T.C. Shrivastava, J.
1. This misc. appeal has been filed by the plaintiff against the decision of the Additional District Judge, Narasimhapur, dated 31-12-1.959, by which he has returned the plaint for presentation to the proper Court under Order 7, Rule 10, C. P. C.
2. The respondent No. 1, Gram Pranchayat, Kaudia, held a decree against respondent No. 2, Dattulal, in execution of which he attached a house, The appellant Smt. Tejabai filed an objection under Order 21, Rule 58, C. P. C. On 18-9-1959, that objection was dismissed. The market value of the house in suit is Rs. 15,000/- according to the plaint. It was attached under a decree for Rs. 7,500/-. The respondent No. 3 Mulamchand is the vendor of the plaintiff.

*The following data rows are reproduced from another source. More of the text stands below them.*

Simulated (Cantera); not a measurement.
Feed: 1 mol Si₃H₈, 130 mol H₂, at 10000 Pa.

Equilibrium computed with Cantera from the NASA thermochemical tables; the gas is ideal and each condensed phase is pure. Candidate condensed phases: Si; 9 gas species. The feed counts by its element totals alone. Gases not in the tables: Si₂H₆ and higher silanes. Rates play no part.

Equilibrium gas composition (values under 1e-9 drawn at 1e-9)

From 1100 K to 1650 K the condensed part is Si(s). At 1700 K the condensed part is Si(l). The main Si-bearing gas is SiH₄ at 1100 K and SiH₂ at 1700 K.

3. After the dismissal of the objection, the plaintiff brought the present suit impleading the decree-holder, the judgment-debtor and her vendor. The prayer in the plaint is as follows:
'(a) The order, dated 18-9-1959 in Misc. Case No. 38 of 1959, of the Court of 2nd Civil Judge, Narasimhapur, be cancelled and it be declared that the house No. 146 belongs to the plaintiff.'
Shri J. P. Dwivedi for the appellant contends that the present suit is not merely under Order 21, Rule 83, but the prayer is wide enough to convert it into a suit regarding declaration of title to the property and therefore for the purposes of jurisdiction the value should be the market value of the property. Accordingly, he contends that the learned Additional District Judge erred in returning the plaint.
4. The first question to be decided in this appeal is whether the suit is under Order 21, Rule 63. It will be noticed that the plaintiff herself described it to be so in the cause title. The cause of action in the suit is stated to arise on 18-9-1959 when the objection was dismissed by the executing Court. No allegation against the judgment-debtor or the vendor is made and there is no cause of action against them. In the absence of any allegation that they have denied the plaintiff's title on any occasion, the suit is obviously a suit under Order 21, Rule 63. The plaint has to be read as a whole to find out the nature of the suit.
5. In Phul Kumari v. Ghanshyam Misra, ILR 85 Cal 202 (PC), the Judicial Committee had occasion to consider the nature of a similar suit. In that suit, the plaintiff had impleaded the judgment-debtor and the decree-holder. She had asked for a declaration about her title and also to the effect that the judgment-debtor had no interest in her property. She had also prayed for a permanent injunction against the decree-holder not to execute his decree against the property. It was held that the suit was in effect under Section 283 of the C. P. C., 1882, which corresponds to Order 21, Rule 63 of the present Code. It was observed that the nature of the prayer was merely a verbal or formal difference and it did not make a difference to the nature of the suit. Reading the present plaint in the light of the principles indicated in that decision, I have no doubt that the present suit falls entirely within the ambit of Order 21, Rule 63.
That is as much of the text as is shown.